Greetings!

Text: Philippians 1:1-2

This morning, we’re staring a new series on Paul’s letter to the church that met in Philippi. Philippi
was the first place in Macedonia (modern Greece) where a Christian church was established. Read Acts
16 for the story of how the church was started! Paul wrote this letter while in jail – probably from Rome in the early 60s AD, although some think he might have written from another of his jail-cells elsewhere.

It’s important to remember that what Paul wrote to them was a letter, and not a textbook on
Christian doctrine. Paul was writing to a specific church, in a specific place at a specific time. Today, as we read it, we are like people listening in on a conversation. And a good thing too! Although we live in a
different place and a different time, with different challenges and circumstances, what Paul wrote to the
Philippians still applies to us and our situations today.

The first two verses of Philippians would be easy to skip over. But in them, Paul already hints at
how Jesus is to be the all-encompassing element of life as a Christian. Since he was writing a letter, Paul used the conventions of his day for letter writing. And yet even in the boilerplate, Paul managed to
highlight some of the big ideas that he was going to raise in the letter proper.

For instance, why does Paul identify himself and Timothy as slaves of Christ Jesus? Why doesn’t he
mention here, as he normally did in his letters, something about how he was an apostle of Jesus – a
special messenger, chosen by God to testify to the non-Jewish world that Jesus really is alive and that he is the Son of God, God’s chosen, eternal King?

And what does being a slave of Christ Jesus actually mean? Was Paul boasting about his special
status before God – saying something like: Like Moses, I am God’s chosen servant? What is it that makes someone a slave? How does it affect how they live their life?

Also, why didn’t Paul just say he was writing to the church in Philippi? Why does he insist on
calling them saints in Christ Jesus? Was this a particularly “good” bunch of Christians that he was writing to? What does being a saint actually mean – and how is it related to the fact that God is holy?

How does Paul’s own assertion that he wasn’t yet perfect (3:12f) fit into the fact that Christians are saints? Come to that, does a saint look any different to a non-saint? Should they look different?
And when Paul wrote, “May God our Father and the Lord Jesus Christ give you grace and peace,”
was that intended to be as casual as a “God bless” at the end of a phone conversation? What exactly did
he mean when he asked God to give them grace and peace? Was he asking God to save them? Why
would saints need grace – undeserved kindness – in the first place? And what sort of a master is it who is interested in giving peace to his servants?

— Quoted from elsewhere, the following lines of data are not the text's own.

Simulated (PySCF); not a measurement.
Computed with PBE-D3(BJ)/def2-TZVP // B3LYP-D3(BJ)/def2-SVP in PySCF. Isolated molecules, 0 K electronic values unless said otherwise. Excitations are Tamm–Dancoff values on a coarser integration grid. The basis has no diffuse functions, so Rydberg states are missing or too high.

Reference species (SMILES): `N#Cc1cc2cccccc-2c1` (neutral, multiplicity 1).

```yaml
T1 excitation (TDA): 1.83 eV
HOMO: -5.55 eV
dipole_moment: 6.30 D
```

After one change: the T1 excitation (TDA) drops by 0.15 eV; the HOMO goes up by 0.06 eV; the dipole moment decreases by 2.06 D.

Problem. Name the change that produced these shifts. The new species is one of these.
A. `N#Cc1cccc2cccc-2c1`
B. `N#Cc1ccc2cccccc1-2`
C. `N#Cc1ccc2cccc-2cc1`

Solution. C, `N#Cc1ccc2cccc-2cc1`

Amazingly, there are many questions raised in just two short verses! But for me, the thing that I
most want to remember is how these verses revolve around Jesus the Christ, and God our Father. Paul
and Timothy (like every other Christian) weren’t just slaves: they were slaves of Christ Jesus. The
Christians in Philippi, like all Christians, weren’t just saints: they were saints in Christ Jesus. Grace and
peace can only come to us from God our Father and the Lord Jesus Christ. Everything has to do with
Jesus. Sometimes, we can forget that and think that we can live a good, Christian life in our own strength and power. Paul would have none of that. Jesus is our example, our master, our righteousness and our hope. Without him, there’d be no way that we could honestly call ourselves saints, for we would sill be slaves of sin (Romans 6!)

The challenge of the gospel for us is to constantly put our focus back onto Jesus – and to allow all
that he is, as well as all that we are in and through and because of him to dictate how we live our lives.
That was true for Paul, Timothy and the Philippians. And it’s true for us sill.